Chip company Rambus, known mostly for its memory technology and propensity to sue competitors, said it is taking a greater role in the manufacture of its chips. To mark the occasion, the company introduced its R+ DDR4 server memory chipset, RB26. The company said the chipset, for RDIMMs and LRDIMMs, is aimed at the enterprise and data center server markets.
Rambus, based in Sunnyvale, Calif., develops DRAM memory technologies and licenses them to other companies who then put them into computers, laptops and handheld devices. In its new venture, Rambus will build add-on memory buffer chips that it said will smooth the flow between a computation chip and its memory. However, the 25-year-old company isn’t giving up its licensing model, presumably as a hedge against struggles getting the new chip to catch on.
“The introduction of this chipset is a natural progression,” said Ron Black, president and chief executive officer at Rambus. “Expanding our offer beyond IP into chips with standards-based offerings that feature leading-edge performance and advanced functionality amplifies our growth strategy.”
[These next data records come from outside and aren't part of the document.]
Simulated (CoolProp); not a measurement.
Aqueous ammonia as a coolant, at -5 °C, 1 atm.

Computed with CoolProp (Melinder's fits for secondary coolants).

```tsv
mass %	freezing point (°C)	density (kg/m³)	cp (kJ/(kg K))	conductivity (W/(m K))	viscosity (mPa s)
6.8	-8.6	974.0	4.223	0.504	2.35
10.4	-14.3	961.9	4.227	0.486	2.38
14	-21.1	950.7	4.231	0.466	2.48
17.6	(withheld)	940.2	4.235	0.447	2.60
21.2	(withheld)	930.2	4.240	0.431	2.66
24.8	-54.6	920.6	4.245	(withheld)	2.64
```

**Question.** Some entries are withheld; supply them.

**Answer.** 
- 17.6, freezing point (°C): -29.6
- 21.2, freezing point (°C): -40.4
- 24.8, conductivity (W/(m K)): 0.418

We reached out to Loyd Case, a senior analyst with The Linley Group, who told us it was interesting that Rambus was now choosing to take the lead in selling chipsets.
“It’s big that Rambus is moving toward selling products rather than just licensing [intellectual property],” said Case. “They already have a good IP portfolio, so this could mean they want to convert that into products.”
The first in a family of R+ chips, the RB26 is an enhanced memory module chipset designed to accelerate data-intensive applications, the company said. The company is aiming to find a market for the chips among major Web-scale clients and companies that run applications with significant memory needs, such as real-time analytics, virtualization and in-memory computing. Rambus’ plan is to sell the chips to existing memory companies such as Hynix, Micron and Samsung.
“This product could be a good fit for companies that make and sell memory modules for servers,” said Case.
Coming in Late ’15
The Rambus RB26 uses the most recent Joint Electron Device Engineering Council standards for its product category, and includes support for 1.2V DDR4-2666.
Like other chip companies, Rambus will hire outside companies to put together its semiconductors. Rambus’ foray into becoming a fabless chip company could represent a break from its past. It has been said that Black, who took over when then-CEO Harold Hughes retired three years ago, wants to change the company’s business model. Rambus has become notorious for its patent lawsuits, and has found itself repeatedly in anti-trust disputes with government agencies.
The new Rambus chips are being sampled by partners and prospective customers, with commercial production set to begin late this year. The company will demonstrate its server DIMM chipset at the Intel Developer Forum, being held this week in San Francisco.